InterLIFE conference in Prémanon, in the Jura department, France21 septembre 2018
Every year, this conference is held to encourage the sharing of findings and experiences between the various France-based programmes. The LIFE programme is a financial instrument through which the European Commission is able to support specific environmental action. Launched in 1992, the LIFE programme is a spearhead of the EU’s environmental and climate funding. The EU has financed over 4,500 initiatives, contributing in the order of 5.9 billion euro to environmental protection and to combating climate change.
The LIFE programme is one of the EU funding programmes that the Commission is proposing to apply the highest proportional increase, with a budget of 5.45 billion euro between 2021 and 2027. This proposal is based on the results of the mid-point assessment of the current programme and on an impact assessment, according to the European Union.
To enforce the Paris Agreement and respect the commitment to the sustainable development goals set by the United Nations, the Commission is proposing to raise the level of ambition in terms of climate funding across EU programmes, with at least 25% of EU expenditure going towards climate objectives.
The Commissioner for the Environment, Karmenu Vella, declared: « The EU is a global leader for environmental protection and climate action; where we spend our money should reflect this. With more funding, we can strengthen our LIFE programme to ensure that it can effectively contribute to protecting our environment and speeding up the transition to a clean, energy-efficient, low-carbon and climate-resilient economy – a priority of the Juncker Commission. »

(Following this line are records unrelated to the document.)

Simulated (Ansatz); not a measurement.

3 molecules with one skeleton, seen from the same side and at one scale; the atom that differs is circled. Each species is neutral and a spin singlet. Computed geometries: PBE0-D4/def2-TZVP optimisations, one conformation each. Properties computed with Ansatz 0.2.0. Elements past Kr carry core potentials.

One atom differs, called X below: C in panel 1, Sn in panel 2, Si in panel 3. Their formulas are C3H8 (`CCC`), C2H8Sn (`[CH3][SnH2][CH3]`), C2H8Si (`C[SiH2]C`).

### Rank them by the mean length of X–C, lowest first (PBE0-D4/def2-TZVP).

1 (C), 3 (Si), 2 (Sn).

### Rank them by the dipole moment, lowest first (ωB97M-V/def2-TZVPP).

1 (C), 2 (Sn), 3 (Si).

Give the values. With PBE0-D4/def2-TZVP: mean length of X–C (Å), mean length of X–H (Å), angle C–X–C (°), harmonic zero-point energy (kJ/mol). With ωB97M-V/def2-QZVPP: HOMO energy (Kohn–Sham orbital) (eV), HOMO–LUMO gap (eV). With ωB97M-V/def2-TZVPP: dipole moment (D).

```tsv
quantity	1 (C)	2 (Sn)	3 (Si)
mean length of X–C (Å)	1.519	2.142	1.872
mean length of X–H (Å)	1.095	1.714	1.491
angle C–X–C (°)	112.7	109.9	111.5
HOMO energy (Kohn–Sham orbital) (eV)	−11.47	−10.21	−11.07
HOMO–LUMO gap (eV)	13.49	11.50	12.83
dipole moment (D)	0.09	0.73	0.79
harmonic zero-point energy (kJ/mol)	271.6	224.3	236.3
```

Greater emphasis on nature and biodiversity
One of the key features of the new LIFE programme is that it intends to support projects that promote better practices that are in touch with nature and biodiversity, as well as new strategic projects for all Member States, with the purpose of incorporating the objectives of other policies and funding programmes, such as agriculture and rural development, ensuring a more coherent approach across the different sectors.
Practices to be shared
One of the principles of the LIFE programme is that the results of actions should be shared with the public, and where possible, turned into ‘models’ that can be used by other European countries facing similar issues. With this in mind, LIFE Alister will be holding its results symposium on 3 October in Strasbourg and will be organising workshops for European decision-makers in Brussels in early 2019.